A new coming-of-age film captures the essence of the human experience
By Isabella West, Arts Editor
Content warning: themes of suicide
Humanist Vampire Seeking Consenting Suicidal Person won the Grand Jury Prize for the RBC Emerging Canadian Artist Award. This award is given to a Canadian director who creates the best first or second-narrative feature film. The jury members for this prize selected Louis-Seize’s film because of its mixture of comedy, drama, and horror which drew audiences in both emotionally and cinematically by her crafted world and characters.
CIFF welcomed over 28,000 audience members for the 24th annual edition. Every year, audiences are invited to vote for the CIFF Audience Choice Awards and this season, Humanist Vampire Seeking Consenting Suicidal Person was voted as the best Canadian Narrative Feature for the Audience Choice Award.

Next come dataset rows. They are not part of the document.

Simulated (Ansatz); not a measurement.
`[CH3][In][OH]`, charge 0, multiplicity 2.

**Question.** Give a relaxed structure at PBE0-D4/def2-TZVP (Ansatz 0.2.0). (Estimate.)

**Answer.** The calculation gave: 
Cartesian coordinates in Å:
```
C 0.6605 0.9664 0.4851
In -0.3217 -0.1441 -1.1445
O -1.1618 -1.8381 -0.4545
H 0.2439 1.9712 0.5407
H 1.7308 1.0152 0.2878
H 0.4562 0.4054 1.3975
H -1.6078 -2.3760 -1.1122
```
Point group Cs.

When Sasha’s birthday present is killed by her family, she quickly closes herself off to accepting her own nature— until her parents leave her no choice.
Humanist Vampire Seeking Consenting Suicidal Person is a coming-of-age romantic comedy that explores the need for connection in a nocturnal comedic sense.
This French-Canadian film screened at the Calgary International Film Festival (CIFF) on Sept. 28, and has had much success at other film festivals around Canada.
Ariane Louis-Seize, director and co-screenwriter of Humanist Vampire Seeking Consenting Suicidal Person said that she has always loved vampire and supernatural storylines— but more in the sense of coming-of-age, indie films rather than box office films.
Louis-Seize further explained that she likes to mix tones and thinks that there is a lot of creative freedom in playing with the lightness of mumblecore films while mixing in her own take on vampire storylines.
“In tragedy, you can find some humor in it and in fun situations, sometimes there’s sadness,” said Louis-Seize.
Sasha, the main character in the film, is a vampire who refuses to kill after experiencing a traumatic event at a young age. But, as the years go on, Sasha’s parents grow frustrated with her inability to accept her nature and cut off her blood supply— forcing her to either accept who she is or suffer the consequences of not having her life-giving sustenance.
Once Sasha ventures out on her own, she meets a boy, Paul, who has been experiencing suicidal tendencies. Sasha and Paul make an agreement that would benefit both of them, but before Sasha can go through with it, she decides that Paul needs to complete his dying wish— leading to a full-blown night-time adventure.
This film truly encompassed the awkward teen experience while never ceasing to make the audience laugh.
Louis-Seize said that although this film is primarily a comedy about death— it’s also a pretext to talk about life and to convey that we all need love and crave human connection.
“I wanted people to walk out from the theatre and feel more full,” said Louis-Seize.
Leaving the theatre, the audience members were left with a refreshed perspective of the teen experience and the awareness that sometimes, all we need is a little bit of connection to overcome our burdens.
Unfortunately, the film will only be released in Quebec for the time being. However, Louis-Seize is in the process of getting it released throughout Canada.